#### For Sentence

In [16]:
!pip install gensim nltk




In [17]:
# Import required libraries
import gensim.downloader as api
from gensim.models import KeyedVectors
import nltk
from nltk.corpus import stopwords
import re

# Download necessary NLTK data
nltk.download('stopwords')
nltk.download('punkt')
nltk.download('punkt_tab')


[nltk_data] Downloading package stopwords to /root/nltk_data...
[nltk_data]   Package stopwords is already up-to-date!
[nltk_data] Downloading package punkt to /root/nltk_data...
[nltk_data]   Package punkt is already up-to-date!
[nltk_data] Downloading package punkt_tab to /root/nltk_data...
[nltk_data]   Package punkt_tab is already up-to-date!


True

In [18]:
# Load the pre-trained Word2Vec model
model = api.load('word2vec-google-news-300')

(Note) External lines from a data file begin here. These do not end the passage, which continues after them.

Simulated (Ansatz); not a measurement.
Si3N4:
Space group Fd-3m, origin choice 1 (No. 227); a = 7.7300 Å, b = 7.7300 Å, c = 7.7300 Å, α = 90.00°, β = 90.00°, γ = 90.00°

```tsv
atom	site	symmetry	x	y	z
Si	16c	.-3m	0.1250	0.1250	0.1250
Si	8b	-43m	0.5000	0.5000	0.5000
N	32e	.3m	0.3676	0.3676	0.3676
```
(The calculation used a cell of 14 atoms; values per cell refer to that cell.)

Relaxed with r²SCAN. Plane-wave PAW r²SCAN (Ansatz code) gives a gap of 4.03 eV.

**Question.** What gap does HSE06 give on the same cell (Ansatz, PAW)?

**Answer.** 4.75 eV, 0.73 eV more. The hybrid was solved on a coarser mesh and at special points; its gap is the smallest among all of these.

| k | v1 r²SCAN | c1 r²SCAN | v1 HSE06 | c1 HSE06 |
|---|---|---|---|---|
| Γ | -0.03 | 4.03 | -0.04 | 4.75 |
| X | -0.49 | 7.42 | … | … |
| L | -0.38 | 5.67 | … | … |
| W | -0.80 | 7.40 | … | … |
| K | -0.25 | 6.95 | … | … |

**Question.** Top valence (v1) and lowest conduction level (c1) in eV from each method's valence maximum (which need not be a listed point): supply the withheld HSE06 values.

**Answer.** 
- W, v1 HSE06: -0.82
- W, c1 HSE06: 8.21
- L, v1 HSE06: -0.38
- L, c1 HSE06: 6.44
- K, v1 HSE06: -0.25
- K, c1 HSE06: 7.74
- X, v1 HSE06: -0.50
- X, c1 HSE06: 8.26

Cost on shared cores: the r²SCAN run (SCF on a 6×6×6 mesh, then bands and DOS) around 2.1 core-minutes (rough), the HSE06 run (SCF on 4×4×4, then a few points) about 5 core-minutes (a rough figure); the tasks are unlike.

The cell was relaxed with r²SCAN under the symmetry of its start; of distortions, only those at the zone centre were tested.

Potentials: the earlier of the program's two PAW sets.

# Load stopwords from NLTK
stop_words = set(stopwords.words('english'))


In [19]:
# Function for text cleaning and preprocessing
def preprocess_text(text):
    # Convert text to lowercase
    text = text.lower()
    # Remove non-alphanumeric characters
    text = re.sub(r'[^a-zA-Z\s]', '', text)
    # Tokenize text
    words = nltk.word_tokenize(text)
    return words


In [20]:
# Function to find semantically similar words
def find_similar_words(word, topn=5):
    if word in model.key_to_index:
        similar_words = model.most_similar(word, topn=topn)
        return similar_words
    else:
        return f"Word '{word}' not in vocabulary"

# Function to compute semantic distance (cosine similarity)
def semantic_distance(word1, word2):
    if word1 in model.key_to_index and word2 in model.key_to_index:
        similarity = model.similarity(word1, word2)
        return similarity
    else:
        return f"One or both words '{word1}' and '{word2}' not in vocabulary"


In [21]:
# Function to transform the sentence
def transform_sentence(sentence, rank=1):
    words = preprocess_text(sentence)
    transformed_words = []
    for word in words:
        if word not in stop_words:
            similar_words = find_similar_words(word, topn=rank)
            if isinstance(similar_words, str):
                transformed_words.append(word)
            else:
                similar_word, similarity = similar_words[rank-1]  # Get the N-th similar word
                transformed_words.append(similar_word)
        else:
            transformed_words.append(word)
    return ' '.join(transformed_words)


In [22]:
# Input sentence and rank
input_sentence = "President greet the press in chicago"
rank = 2  # we can change this to 1st similar, 2nd similar, etc.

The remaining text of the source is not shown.